Just bear in mind that you are very, very precious to the Lord and don't allow any thoughts that you have done anything 'wrong'. Maybe the Lord stopped you in your tracks 'cause there is something He wants to say to you and next time yougo up it will be all the more special.

AMumInScotland · 29/06/2008 20:28

If you feel you're "out of communion" with God, or the people in your church, or other people who matter to you, that might explain it. I know what you mean about feeling there's something wrong but not knowing what it is - hopefully a bit of quiet time will help you work out what it is, then you can deal with it if it's "real", or just accept it's ok if it's not your fault but just something else upsetting you.

Spidermama · 29/06/2008 20:29

Beansmum. I know what you mean. I fill up my evening with net surfing etc when I should really turn it off, sit quietly and have whatever thoughts are back there waiting to come on out, no matter how tough.

Best wishes. x

Spidermama · 29/06/2008 20:32

A sister at our church gave me a great idea which I have yet to put in to practise but am looking for ways. She said make yourself a prayer corner. Some kind of alter like table with stuff on which gets you in the mood for meditation, calmness, peace and deep thought. Fresh flowers perhaps. Pictures of loved ones or Our Lady if you prefer. Maybe a rosary. I like to have a Buddha and of course some candles.

For me it's just finding a space as every inch of space is spoken for but I think it would be worth trying to do it.
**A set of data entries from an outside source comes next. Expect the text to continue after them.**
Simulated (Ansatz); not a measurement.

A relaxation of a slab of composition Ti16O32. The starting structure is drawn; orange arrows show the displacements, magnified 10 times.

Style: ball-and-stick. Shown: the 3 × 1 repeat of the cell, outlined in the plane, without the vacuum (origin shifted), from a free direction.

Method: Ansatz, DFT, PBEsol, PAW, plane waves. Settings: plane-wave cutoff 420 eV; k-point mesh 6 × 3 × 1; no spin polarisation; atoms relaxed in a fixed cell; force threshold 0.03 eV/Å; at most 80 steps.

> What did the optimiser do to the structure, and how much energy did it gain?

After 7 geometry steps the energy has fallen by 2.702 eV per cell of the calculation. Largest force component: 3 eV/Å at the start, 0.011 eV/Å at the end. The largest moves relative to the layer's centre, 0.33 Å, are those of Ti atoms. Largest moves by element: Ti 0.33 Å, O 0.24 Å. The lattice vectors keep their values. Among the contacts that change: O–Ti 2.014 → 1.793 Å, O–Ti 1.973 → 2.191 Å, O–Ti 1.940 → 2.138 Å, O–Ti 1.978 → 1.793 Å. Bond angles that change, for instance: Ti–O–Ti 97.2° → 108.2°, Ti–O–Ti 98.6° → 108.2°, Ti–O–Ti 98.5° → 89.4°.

notasheep · 29/06/2008 20:34

ditto

beansmum · 30/06/2008 13:12

As usual I had loads to do last night, finally got a moment to myself just before bedtime and was too tired to think. A prayer corner sounds like an idea. Just having a physical reminder to stop and be quiet for a minute would probably help, even if I can't find space for a whole corner, there are always so many distractions. It doesn't help that I am in the middle of clearing out my house ready to move next year and I have boxes everywhere, empty shelves exposing the dust (and mould) and a million things on my to do list.

OP posts:
serin · 30/06/2008 21:38

Just had to say I think Dutchoma's advice is gorgeous, and right.

MaryBS · 01/07/2008 08:08

I miss communion if I'm taking grudges with me to church. I use the period of penitence/absolution at the beginning to put myself "right with God", I hope! But if I can't, then I don't go.